The deal is a transparent attempt by a large, stagnant legacy operator to buy a competitor for a premium in order to prevent said competitor from pursuing eventual parity with them. It’s a tap-in for competition regulators, and it is to web designers what the death of Queen Elizabeth II was to British monarchists, only the reign to be mourned was considerably shorter and the forward prospects considerably bleaker and more consequential.
Will the FTC take up the baton? There’s no sign of them yet, with court proceedings in the last couple of years suggesting that American antitrust legislators think that there is only one monopoly run in the United States and that it is run by Meta.

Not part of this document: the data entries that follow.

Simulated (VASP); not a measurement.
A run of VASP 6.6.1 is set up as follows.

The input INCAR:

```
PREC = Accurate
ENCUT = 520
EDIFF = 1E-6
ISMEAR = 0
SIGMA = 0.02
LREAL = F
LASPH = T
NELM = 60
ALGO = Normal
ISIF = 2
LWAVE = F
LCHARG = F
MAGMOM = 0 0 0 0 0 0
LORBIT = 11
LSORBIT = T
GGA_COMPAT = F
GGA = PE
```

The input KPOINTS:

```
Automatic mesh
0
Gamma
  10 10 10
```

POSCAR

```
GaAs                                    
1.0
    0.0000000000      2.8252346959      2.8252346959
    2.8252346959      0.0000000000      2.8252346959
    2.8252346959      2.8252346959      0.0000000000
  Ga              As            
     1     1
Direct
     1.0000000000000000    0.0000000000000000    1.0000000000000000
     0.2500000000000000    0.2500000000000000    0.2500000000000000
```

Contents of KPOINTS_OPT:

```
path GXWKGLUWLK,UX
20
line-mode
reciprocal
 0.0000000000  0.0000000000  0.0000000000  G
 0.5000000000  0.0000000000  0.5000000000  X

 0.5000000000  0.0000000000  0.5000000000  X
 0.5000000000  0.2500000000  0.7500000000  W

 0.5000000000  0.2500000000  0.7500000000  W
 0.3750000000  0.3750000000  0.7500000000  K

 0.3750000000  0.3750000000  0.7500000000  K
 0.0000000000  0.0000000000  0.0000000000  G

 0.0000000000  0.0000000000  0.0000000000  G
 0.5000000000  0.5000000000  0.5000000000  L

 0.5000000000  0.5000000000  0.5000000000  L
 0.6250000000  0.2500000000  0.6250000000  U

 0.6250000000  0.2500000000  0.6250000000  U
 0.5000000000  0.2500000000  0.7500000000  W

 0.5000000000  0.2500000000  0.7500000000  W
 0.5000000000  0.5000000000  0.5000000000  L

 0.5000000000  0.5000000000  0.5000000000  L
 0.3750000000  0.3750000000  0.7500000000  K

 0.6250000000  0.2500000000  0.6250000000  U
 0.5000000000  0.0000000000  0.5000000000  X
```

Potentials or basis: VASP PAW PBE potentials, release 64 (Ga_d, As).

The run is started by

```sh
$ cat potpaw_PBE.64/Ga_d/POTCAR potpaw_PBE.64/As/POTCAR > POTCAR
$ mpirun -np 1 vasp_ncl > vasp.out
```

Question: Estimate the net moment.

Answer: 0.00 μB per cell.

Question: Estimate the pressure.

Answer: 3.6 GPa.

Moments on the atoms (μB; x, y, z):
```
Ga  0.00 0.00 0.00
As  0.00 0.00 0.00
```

But while the sale of a universally adored cloud-based design software to a near-universally despised legacy tech Lavos is self-evidently bad news for the consumer, who can at best expect Figma to be thrown into the premium tier Adobe subscription and locked away in this £500/yr tower like a proverbial Rapunzel, the acqusition is also, in its way, bad for Figma.
Yes, this acquisition deal struck for a 50x the acquired company’s annual recurring revenue is, in fact, bad for the acquired company.

How?
From one perspective Figma’s willingness to be acquired makes sense, and Adobe have certainly overpaid relative to Figma’s current revenues and level of debt. But they have probably not overpaid relative to Figma’s future-earnings, and particularly relative to the current and future threat to Adobe’s status as ‘market solver’ in the design space. And looking at the deal from this point of view, it’s easy to think that Figma’s brass haven’t played the long-game here.